Laos: Come Clean on Activist’s ‘Disappearance’

Sombath Somphone-032
Sombath Somphone is still missing four years after he was forcibly disappeared in Vientiane, Laos. © 2013 Stephen Sautter

Human Rights Watch: 15 December 2016

Sombath Somphone Still Missing After Four Years

(Bangkok) – The Lao government has made no progress accounting for civil society leader Sombath Somphone, who was forcibly disappeared on December 15, 2012, Human Rights Watch said today. Four years after he was stopped at a police checkpoint in the capital, Vientiane, the government needs to provide information on his fate or whereabouts.

Sombath Somphone is still missing four years after he was forcibly disappeared in Vientiane, Laos.

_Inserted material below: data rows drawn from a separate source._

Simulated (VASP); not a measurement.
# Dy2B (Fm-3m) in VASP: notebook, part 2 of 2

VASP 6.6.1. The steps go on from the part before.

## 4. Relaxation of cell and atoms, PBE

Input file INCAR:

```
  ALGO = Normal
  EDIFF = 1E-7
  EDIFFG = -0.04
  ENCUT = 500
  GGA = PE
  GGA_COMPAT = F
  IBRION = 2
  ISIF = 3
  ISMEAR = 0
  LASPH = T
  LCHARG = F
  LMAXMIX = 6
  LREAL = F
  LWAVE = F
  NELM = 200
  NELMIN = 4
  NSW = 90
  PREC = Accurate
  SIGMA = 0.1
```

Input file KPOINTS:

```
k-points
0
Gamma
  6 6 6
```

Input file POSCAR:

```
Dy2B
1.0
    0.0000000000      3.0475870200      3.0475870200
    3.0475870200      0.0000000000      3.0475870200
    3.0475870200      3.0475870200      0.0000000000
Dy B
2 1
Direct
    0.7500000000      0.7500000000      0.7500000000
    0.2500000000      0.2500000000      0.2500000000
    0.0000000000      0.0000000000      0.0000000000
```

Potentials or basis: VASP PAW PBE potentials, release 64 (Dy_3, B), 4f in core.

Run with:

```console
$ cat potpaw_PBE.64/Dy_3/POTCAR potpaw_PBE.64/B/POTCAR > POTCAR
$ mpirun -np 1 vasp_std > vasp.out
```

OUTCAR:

“Since the start, the Lao government’s investigation of Sombath Somphone’s disappearance has been a pattern of delay, denial, and cover-up,” said Phil Robertson, deputy Asia director. “Four years on, Sombath’s family is no closer to learning the truth about his fate than they were in the weeks after he went missing.”

A police closed-circuit television (CCTV) camera on the evening of his arrest shows police stopping Sombath’s jeep and leading him into the checkpoint. The footage shows unidentified individuals bringing Sombath out within minutes and putting him into another vehicle, which then drives away. Another individual later drives away in Sombath’s jeep.

Last December, Sombath’s family released new CCTV footage obtained from the same area as the police checkpoint that shows Sombath’s jeep being driven back to the center of Vientiane. At a minimum, this should have prompted a review of other CCTV cameras along the main route the car was taking back into the city.

There is no evidence of any serious government investigations into the enforced disappearance. Lao authorities have not organized a specific briefing on the status of the case for Sombath’s family since June 2013.

An enforced disappearance is defined under international law as the arrest or detention of a person by state officials or their agents followed by a refusal to acknowledge the deprivation of liberty, or to reveal the person’s fate or whereabouts. Enforced disappearances inflict unbearable cruelty not just on the victims, but on family members, who often wait years or decades to learn of their fate. Under international law, “disappearances” are considered a continuing offense, one that is ongoing so long as the state conceals the fate or the whereabouts of the victim.

Laos signed the International Convention for the Protection of All Persons from Enforced Disappearance in September 2008, but has yet to ratify it. International donor agencies should press the government to ratify the treaty and adopt national legislation to implement its requirements.

The government’s continued failure to seriously investigate cases of enforced disappearance violates its obligations under the International Covenant on Civil and Political Rights, to which Laos is a party. The covenant states that governments must provide an “effective remedy” for violations of basic rights, including the right to liberty and security of person.

“Over decades of his work in grassroots rural development, Sombath inspired thousands of Lao farmers and their families with simple yet innovative techniques to help them farm better and live better,” Robertson said. “But today, Sombath’s uncertain fate prompts fear among Lao civil society groups that their survival is at the whim of the government.”